A little over 6 weeks ago my little sister came to live with me.
Things have been going fine aside from the whole “I want to drop out of school and move in with my boyfriend” fiasco.
You see, before she moved in I was living by myself. I lived alone for 3 years. I got used to living alone.
I knew when I saw a mess that it was mine. I could leave the clothes in the drier as long as I wanted because I knew that I would be the next who needed to use it. I could listen to whatever music I wanted, have whomever I wanted over whenever I wanted, I could make food for myself and have it just be for myself. And as lonely as that may sound, I enjoyed living alone. Nay, I loved living alone.
I knew there would be some adjustments having my sister living with me. But there are a lot of things I also didn’t think about.

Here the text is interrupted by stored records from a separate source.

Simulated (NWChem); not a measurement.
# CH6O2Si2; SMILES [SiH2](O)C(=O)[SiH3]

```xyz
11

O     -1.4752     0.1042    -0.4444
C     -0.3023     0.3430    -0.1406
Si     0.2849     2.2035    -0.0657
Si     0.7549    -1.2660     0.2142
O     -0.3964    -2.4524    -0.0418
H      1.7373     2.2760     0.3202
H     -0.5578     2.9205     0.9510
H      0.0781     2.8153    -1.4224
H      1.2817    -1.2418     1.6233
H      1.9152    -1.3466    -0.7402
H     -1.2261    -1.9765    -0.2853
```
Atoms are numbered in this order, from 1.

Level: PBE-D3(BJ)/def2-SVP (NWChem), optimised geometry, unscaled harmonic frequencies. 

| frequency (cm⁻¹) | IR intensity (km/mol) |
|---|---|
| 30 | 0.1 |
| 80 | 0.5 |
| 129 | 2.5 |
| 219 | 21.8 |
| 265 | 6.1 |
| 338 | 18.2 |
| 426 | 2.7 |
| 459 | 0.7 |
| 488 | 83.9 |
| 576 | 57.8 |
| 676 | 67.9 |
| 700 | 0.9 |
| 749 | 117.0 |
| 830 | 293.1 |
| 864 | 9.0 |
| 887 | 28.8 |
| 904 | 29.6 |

For instance, I’m WAY more clean than her (btw, anyone who has ever step foot in my apartment will tell you, I’m not an exceptionally tidy person). When I make dinner, I pick up the dishes before I start eating so that when I’m nice and full I don’t have to worry about cleaning. She’ll clean up her dishes… one… two… days later. I like to clean up the kitchen counter every time I cook. I don’t think the kitchen counter has seen a wash rag moved by her hand.
Now, I ask her to pick up a little bit more, and try to do it in a non-passive aggressive way. But I know that if she’s adjusting to my levels of cleanliness, I also need to be understanding of hers and find a middle ground.
Her mom is also a major anal-retentive OCD clean person who would just do things for her if she didn’t do them, so I’m trying to avoid doing that without resorting to living in a pig sty.
I like just doing a quick pick up of my stuff before the end of the day to make sure that everything is nice when I come out the next morning. Since she’s been here Jack (the dog) has eaten her trig homework, her communications book, and started on her chemistry homework before I stopped him. I’m not sure how many of her school things he’s going to have to eat before she learns to keep her stuff in her room.
Oh, and have I mentioned that she takes absolutely no initiative of her own to take out the trash? It just sits there unless I say “Hey, um, would you mind taking that out next time you go work out? Thanks!”
But, I’d have to say that the thing that bothers me the most is that she uses my stuff. She was using my hair brush the other day. She hangs her jacket over my towel when she showers. She eats my food without asking (even though I buy her food, she hasn’t quite gotten the concept that I’m not a parent, I’m a roommate and there is a “mine” and a “yours”). It isn’t your stuff sister, so stop using it!
I’m trying really hard to not get angry about little things. I know that in the grand scheme it really isn’t a big deal if she uses my toothpaste. But it still aggrevates me because she didn’t pay for it. She didn’t pay for any of it. And somehow she expects me to think she’s “grown up” enough to live on her own?
I’m realizing more and more how important it is for teenagers to go to college – if nothing else than to learn to respectfully live with another person. The dorm experience or a shared apartment off campus with other students is such an important part of development. Also, isn’t that why they say you should never room with your best friend when you go to college? They should amend that to include your big sister, too.
I’m trying to keep my cool and be reasonable. And our plan is to sit down monthly and discuss any issues. I also don’t want that to be just a bitch session so I need to find a way to do it that isn’t like I’m a huge stick in the mud. Any suggestions are welcome.